Reputation: 119
I have a data frame looking like this:
Date Product Quantity Price Buy/Sell
8/11 Apple 5 5 b
8/11 Apple 5 4 b
8/12 Pear 11 4 b
8/13 Pear 4 3 b
8/13 Pear 5 6 s
I am trying to distribute them according to a split. In this case, say 60% and 40%.
The top 60% would go to one df, the lower 40% goes to another.
So the result would be
output df1
8/11 Apple 5 5 b
8/11 Apple 1 4 b
8/12 Pear 10 4 b
8/13 Pear 3 6 s
output df2
8/11 Apple 4 4 b
8/12 Pear 1 4 b
8/13 Pear 4 3 b
8/13 Pear 2 6 s
I have grouped them with df.groupby(["product", "Buy/Sell"]), but im not sure how to access it to obatin the individual groups.
Im thinking after I group them, I can have a counter moving to the 60% side until it can't move whole entries anymore, then split the next one. After that, the rest going to 40%.
How would I go about accessing the groupby elements?
Is this a good way to go about it?
Upvotes: 0
Views: 34
Reputation: 11893
I think you are OK going this route. You will have to devise some quick function to split up the ones that need to be divided, which will be a bit of work.

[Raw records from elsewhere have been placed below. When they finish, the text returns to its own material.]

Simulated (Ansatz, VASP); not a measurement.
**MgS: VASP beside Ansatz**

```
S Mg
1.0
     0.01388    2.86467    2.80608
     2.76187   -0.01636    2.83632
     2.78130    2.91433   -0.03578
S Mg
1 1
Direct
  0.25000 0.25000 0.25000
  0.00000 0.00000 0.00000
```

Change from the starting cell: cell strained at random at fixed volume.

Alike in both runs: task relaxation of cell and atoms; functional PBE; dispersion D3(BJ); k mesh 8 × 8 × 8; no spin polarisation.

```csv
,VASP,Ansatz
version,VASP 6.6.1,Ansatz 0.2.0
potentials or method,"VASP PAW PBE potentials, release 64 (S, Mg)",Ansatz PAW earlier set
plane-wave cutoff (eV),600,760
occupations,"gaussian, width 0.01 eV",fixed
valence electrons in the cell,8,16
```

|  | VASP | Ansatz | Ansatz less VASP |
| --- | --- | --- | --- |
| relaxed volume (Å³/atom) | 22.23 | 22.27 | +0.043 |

You can access the groups out of the grouped object as below. The "GroupBy" object is iterable, and when you iterate on it, you get back a tuple with the group name (key) and a dataframe of that group.
In [43]: df
Out[43]:
Date Product Quantity Price Buy/Sell
0 8/11 Apple 5 5 b
1 8/11 Apple 5 4 b
2 8/12 Pear 11 4 b
3 8/13 Pear 4 3 b
4 8/13 Pear 5 6 s
In [44]: grouped = df.groupby(['Product', 'Buy/Sell'])
In [45]: type(grouped)
Out[45]: pandas.core.groupby.generic.DataFrameGroupBy
In [46]: for group_name, group in grouped:
...: print(group_name)
...: print(type(group))
...: print(group)
...: grp_tot = group['Quantity'].sum()
...: print(f'Total quantity within this group is {grp_tot}')
...: print('\n')
...:
('Apple', 'b')
<class 'pandas.core.frame.DataFrame'>
Date Product Quantity Price Buy/Sell
0 8/11 Apple 5 5 b
1 8/11 Apple 5 4 b
Total quantity within this group is 10
('Pear', 'b')
<class 'pandas.core.frame.DataFrame'>
Date Product Quantity Price Buy/Sell
2 8/12 Pear 11 4 b
3 8/13 Pear 4 3 b
Total quantity within this group is 15
('Pear', 's')
<class 'pandas.core.frame.DataFrame'>
Date Product Quantity Price Buy/Sell
4 8/13 Pear 5 6 s
Total quantity within this group is 5
I would use something like this and make another "destination" column or such in the overall dataframe and mark it with "1" or "2" for which split-out you want it to go into, and then you can just use that as a selection, which will avoid row-by-row appends, which is slow. Then you will have to go back and find the ones that need to be split up and work them.
Upvotes: 1